This notebook provides an extensive framework to perform exploratory data analysis (EDA) and modeling on claims data. The analysis and modeling aims to find the statistical significance of various marketing metrics to insuarance claims (sales). Given the nuanced sector in which this analysis was performed on, the results varied and warrant further exploration -- with search based spending showing more "correlation." The amount of unknowns outweighed the amount of data available to attribute a large portion of market spends to actual claims.
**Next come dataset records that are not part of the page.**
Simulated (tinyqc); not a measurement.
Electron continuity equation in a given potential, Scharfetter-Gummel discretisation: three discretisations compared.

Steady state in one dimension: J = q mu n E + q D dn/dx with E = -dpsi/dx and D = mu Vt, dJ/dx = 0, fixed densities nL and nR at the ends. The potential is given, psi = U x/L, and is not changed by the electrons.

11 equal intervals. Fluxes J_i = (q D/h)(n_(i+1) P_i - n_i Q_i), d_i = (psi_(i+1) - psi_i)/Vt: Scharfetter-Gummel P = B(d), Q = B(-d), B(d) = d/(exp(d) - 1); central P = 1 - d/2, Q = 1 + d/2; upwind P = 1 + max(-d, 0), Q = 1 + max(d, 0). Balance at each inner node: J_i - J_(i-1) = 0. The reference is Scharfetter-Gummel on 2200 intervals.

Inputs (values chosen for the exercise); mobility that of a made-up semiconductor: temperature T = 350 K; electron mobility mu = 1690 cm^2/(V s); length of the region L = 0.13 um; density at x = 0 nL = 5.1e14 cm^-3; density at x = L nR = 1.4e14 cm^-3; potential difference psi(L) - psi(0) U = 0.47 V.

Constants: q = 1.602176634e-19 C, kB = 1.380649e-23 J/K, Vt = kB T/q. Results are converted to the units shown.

The notebook is structured into several sections:
-
Import Libraries & Initialize Functions
- Loads essential libraries for data processing (e.g., pandas, numpy), visualization (e.g., matplotlib, seaborn), and modeling (e.g., scikit-learn, statsmodels).
- Initializes utility functions (e.g., for safe division and data processing).
-
Gather and Process Datasets
- Pulls claims data (from Excel files and/or Snowflake) and RBA data.
- Cleans and preprocesses the data:
- Date parsing and reindexing.
- Handling missing values/extrapolation via interpolation.
- Converting data types and reformatting headers.
-
Exploratory Data Analysis (EDA)
- Investigates the dataset by performing:
- Seasonal decomposition to evaluate trends.
- Autocorrelation analysis.
- Visualization of the correlation matrix and heatmaps.
- Joint plots and monthly time series (line) plots.
- Investigates the dataset by performing:
-
Modeling
- Implements various regression techniques (e.g., Linear Regression, Ridge, Lasso, Random Forest, Gradient Boosting) for evaluating claims.
- Includes cross-validation and parameter tuning pipelines.
- Evaluates model performance using metrics such as MSE, MAE, R², etc.
-
Visualization of Model Outputs
- Provides visual insights into model performance.
- Explores the impact of impression lags on overall model accuracy.
- Contains sections for further exploration such as combined LSTM and digital LSTM approaches for sequential data modeling.